FAQ
Three things come to mind:

1> You can think about caching your filters. This only makes sense if you
have a fairly small number of wildcards that you *expect*. Probably not
really viable, but I thought I'd mention it.

2> You say that the search is "part of the requirements". It might be worth
asking the people who wrote the requirements why. I've sometimes found that
requirements aren't cast in stone, and things get in there that would be
"nice" to have, but when informed of the trade-offs, the requirements may
not be inflexible. Speaking of tradeoffs, I'm not sure a person can
reasonably complain about 10s wildcard searches on a 7G index of the type
you outlined.<G>.

3> Not that I expect it to matter much for search speed, but is the 7G
necessary? In other words, do you store things that you don't need to store
in your index? This could be important if you decide to try some of the
alternative indexing schemes.

Best
Erick
On 8/15/06, Van Nguyen wrote:

I'm now using a filter on the wildcard portion of the query. Takes 10s
to return results. I took out the wildcard query and just search on
terms and that takes 187ms to return the same results (well... Not
same... But a lot faster to return results). Unfortunately, the
wildcard query is part of the requirement. I'll play around with the
filter to see if I can reduce the search time.

Thanks,

Van

-----Original Message-----
From: Erick Erickson
Sent: Monday, August 14, 2006 6:20 PM
To: java-user@lucene.apache.org
Subject: Re: 7GB index taking forever to return hits

I actually suspect that your process isn't hung, it's just taking
forever because it's swapping a lot. Like a really, really, really lot.
Like more than you ever want to deal with <G>.

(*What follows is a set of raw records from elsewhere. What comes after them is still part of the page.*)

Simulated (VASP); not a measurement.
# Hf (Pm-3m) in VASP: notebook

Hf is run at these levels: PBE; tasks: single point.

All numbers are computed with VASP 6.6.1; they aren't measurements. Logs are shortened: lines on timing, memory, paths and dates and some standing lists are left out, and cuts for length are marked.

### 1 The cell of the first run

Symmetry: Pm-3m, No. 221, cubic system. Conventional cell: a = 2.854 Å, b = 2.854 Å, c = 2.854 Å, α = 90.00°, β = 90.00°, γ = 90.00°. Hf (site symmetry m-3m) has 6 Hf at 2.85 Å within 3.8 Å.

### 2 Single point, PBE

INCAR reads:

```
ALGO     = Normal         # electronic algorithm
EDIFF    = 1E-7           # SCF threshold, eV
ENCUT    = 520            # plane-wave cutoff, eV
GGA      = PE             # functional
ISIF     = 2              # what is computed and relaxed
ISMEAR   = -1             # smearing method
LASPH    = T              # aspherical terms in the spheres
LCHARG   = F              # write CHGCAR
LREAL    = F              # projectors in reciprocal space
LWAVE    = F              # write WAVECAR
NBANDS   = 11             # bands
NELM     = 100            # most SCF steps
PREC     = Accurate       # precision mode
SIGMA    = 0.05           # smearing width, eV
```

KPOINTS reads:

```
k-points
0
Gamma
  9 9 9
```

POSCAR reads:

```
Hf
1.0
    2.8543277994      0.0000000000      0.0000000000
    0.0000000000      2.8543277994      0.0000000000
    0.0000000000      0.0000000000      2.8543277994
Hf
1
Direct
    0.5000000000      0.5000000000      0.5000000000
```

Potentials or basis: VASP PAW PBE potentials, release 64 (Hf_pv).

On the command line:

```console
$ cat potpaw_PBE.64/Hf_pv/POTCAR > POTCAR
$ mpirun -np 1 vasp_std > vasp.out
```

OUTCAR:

I think you're pretty much forced, as Lin said, to use a filter. I was
pleasantly surprised at how quickly filters can be built, and if you
have a small set of wildcards you really expect, you can use a
CachingWrapperFilter to keep them around. NOTE: we're only recommending
the filters for the wildcard portions of the query.

For a generous explanation of wildcards in general from "the guys",
search the archive for a thread "I just don't get wildcards at all".
There's quite an explanation of wildcards, as well as some alternative
indexing schemes to make wildcard queries without wildcards. Which is
faster but bloats the index.

If you're unfamiliar with filters, you really need to become familiar
with them. Basically, they're a bitset with the bit corresponding to
each document turned on for terms that could match.

You'll probably want to use a WildcardTermEnum, or perhaps a
RegexTermEnum, and for each term, enumerate all the docs containing that
term (see
TermDocs) and set your bit in the filter. When the filter is created,
use it to construct a ConstantScoreQuery that you add to your
BooleanQuery. It sounds more complicated than it is <G>.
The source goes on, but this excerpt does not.